DC Governance: new guidance from the Pensions Regulator

Defined Contribution (DC) Guidance: does it deliver?

In July 2016, The Pensions Regulator published the new code of practice and the supporting DC guides. The six guides are designed to support trustees in providing information on how they meet the standards of practice expected under the new code. However, do these guides deliver enough support to trustees?  Will there be additional costs to schemes under the new code of practice?

Below we look to answer these key questions, as we place the spotlight on each of the six guides.

The trustee board 

  • It provides guidance on how to assess the fitness and propriety of trustees, the role of the chair, trustee board composition and the conduct and content of board meetings. 
  • It offers a step by step guide in respect of key considerations for trustees, which new or inexperienced trustees in particular would find reassuring.  Furthermore, there is also specific guidance in respect of Master Trusts.
  • Overall, the guide is generalist in its nature and medium to large scheme trustees would find they are covering old ground given that many of these standards will already be implemented. The guidance for the role of the chair is useful and there are also some helpful tips around succession planning.

Scheme management skills

  • Building on the first guide, this one sets out what is expected regarding trustee skills and training. It also looks at ways of managing conflicts of interest and risk management techniques which the board should consider.
    There is practical advice on how trustees should work with and monitor their advisers and service providers as well as useful suggestions on how to engage with the employers, for example in relation to payroll processes or around strategic matters. . 
  • This guide includes a checklist for reviewing contracts which trustees should find useful as well as questions the trustees should consider when selecting a service provider.

Administration

  • This guide covers a wide range of issues including a section on working with the administrator and employer, receiving reports from the administrator, disaster recovery, core financial transactions, service level agreements, transfers and data accuracy.
  • Additional information is set out regarding what is considered to be ‘prompt’ and examples are given in this respect.  It goes on to suggest metrics within service level agreements, in particular asking your service provider to report on certain KPI’s in respect of DC members can add valuable insight to the trustees.  The guide also provides useful considerations in respect of the 3 days contribution invested target which trustees may find helpful. 
  • Examples for the processing of core financial transactions are fairly basic. It is important to perform regular reconciliations between member records and also investment units and investment units held by the trustees that are not allocated to members.
  • The guide does not cover specific timescales around transfers out however we believe that Trustees should establish appropriate timelines that are consistent with their scheme and the needs of their members and these timescales should then be included within the Service Level Agreements.

Investment management

  • This guide covers delegation, stewardship, designing investment arrangements, performance monitoring and review, changing investment funds and security of assets.
  • This guide is more comprehensive than the others and there is some useful content on setting up a new scheme and designing investment options.

Value for members

  • The draft gives useful guidance on how trustees should go about assessing value for members, which helps trustees understand the requirements of the code. 
  • This guide demonstrates a useful illustrative step by step approach with good guidance on transaction costs and active member discounts.

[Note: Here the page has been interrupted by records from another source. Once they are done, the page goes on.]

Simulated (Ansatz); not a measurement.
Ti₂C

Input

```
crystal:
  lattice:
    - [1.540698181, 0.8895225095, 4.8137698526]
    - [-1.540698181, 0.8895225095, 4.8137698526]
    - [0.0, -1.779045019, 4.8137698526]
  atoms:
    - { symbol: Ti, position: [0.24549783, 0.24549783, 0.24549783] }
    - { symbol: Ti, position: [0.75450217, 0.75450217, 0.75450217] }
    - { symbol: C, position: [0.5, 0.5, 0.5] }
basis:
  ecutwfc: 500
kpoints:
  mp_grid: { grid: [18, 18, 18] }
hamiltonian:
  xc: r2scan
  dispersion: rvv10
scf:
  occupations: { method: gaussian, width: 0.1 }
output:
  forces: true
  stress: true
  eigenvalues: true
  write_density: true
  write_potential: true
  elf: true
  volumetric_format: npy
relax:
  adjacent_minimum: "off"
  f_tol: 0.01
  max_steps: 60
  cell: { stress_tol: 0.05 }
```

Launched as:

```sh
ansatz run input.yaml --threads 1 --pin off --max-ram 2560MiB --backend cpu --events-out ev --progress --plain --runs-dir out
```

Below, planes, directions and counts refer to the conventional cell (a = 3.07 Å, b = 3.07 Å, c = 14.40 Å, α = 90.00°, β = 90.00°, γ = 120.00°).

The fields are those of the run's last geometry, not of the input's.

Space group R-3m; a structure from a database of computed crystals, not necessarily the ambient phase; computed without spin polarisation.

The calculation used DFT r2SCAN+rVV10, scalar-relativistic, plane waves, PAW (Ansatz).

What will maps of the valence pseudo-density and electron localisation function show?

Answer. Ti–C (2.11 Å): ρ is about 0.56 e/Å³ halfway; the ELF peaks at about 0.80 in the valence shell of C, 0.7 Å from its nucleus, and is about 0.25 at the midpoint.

Communicating and reporting

  • This final guide covers 'knowing your members', general communications, retirement communications including new wording for retirement risk warnings and reporting including the content of the annual chair’s statement. 
  • This guide provides helpful clarification on the application of legal requirements for earmarked schemes and schemes in wind–up.

Annual chair’s statement - is something missing? 

Only limited guidance has been given on the completion of the annual chair’s statement. Experience to date has shown that many draft statements appear to be very generic in build and fail to consider areas where the scheme is falling below expectations.  

One of the concerns surrounds the level of trustee engagement in the drafting phase. Trends have flagged that many chairs delegate the responsibility of preparing the statement and are reluctant to highlight any weaknesses in the control environment. This shows a clear divide between those trustees who are engaged and subsequently producing a considered statement in reference to the new code and those with little engagement that see this as a tick box exercise with zero consideration to the revised regulations. 

We are also highlighting to trustees the importance of keeping records to support the statements they have made and this requirement for an audit trail is set out within the guide. We hope that following the consultation, the guide will provide trustees with more detail in this area to enhance the quality of the statements we see. 

Can schemes expect to see additional cost with the new code of practice? 

The consultation process around the guides also asked whether the implementation of the code will lead to additional costs for a scheme. This is certainly an area of debate among trustees.

Overall, it could be argued trustees should not incur significant additional costs in applying the DC code and standards. trustees already have to comply with the legislative provisions relevant for their schemes and the code and guides should add no further burden of compliance as processes and procedures necessary for the application of these codes should already be in place. In practical terms perhaps a wider debate on the funding of DC arrangements is needed. There is also a concern for some trustees around maintaining accuracy of deferred member data.  It may be helpful if the guidance provided practical advice on examples of how to maintain the accuracy of deferred member data, without incurring expensive tracing fees.  

A question arises then as to what ability and powers the trustees may have to fund the requirements that these guidelines set out  – some further research on the obligations of sponsors to meet the costs of adequate funding to meet the standards which are very well documented in the code and the alignment of governance responsibilities and funding obligations in a DC environment may be helpful when application of the guidance is assessed once in force. Ultimately this question will be fundamental to the effectiveness of DC pension provision.

These six guides do provide trustees with a useful framework and insight to the understanding and implementing of the latest DC legislation. Looking ahead, they should be the first port of call for all trustees implementing the code and looking to ensure best practice within their DC scheme.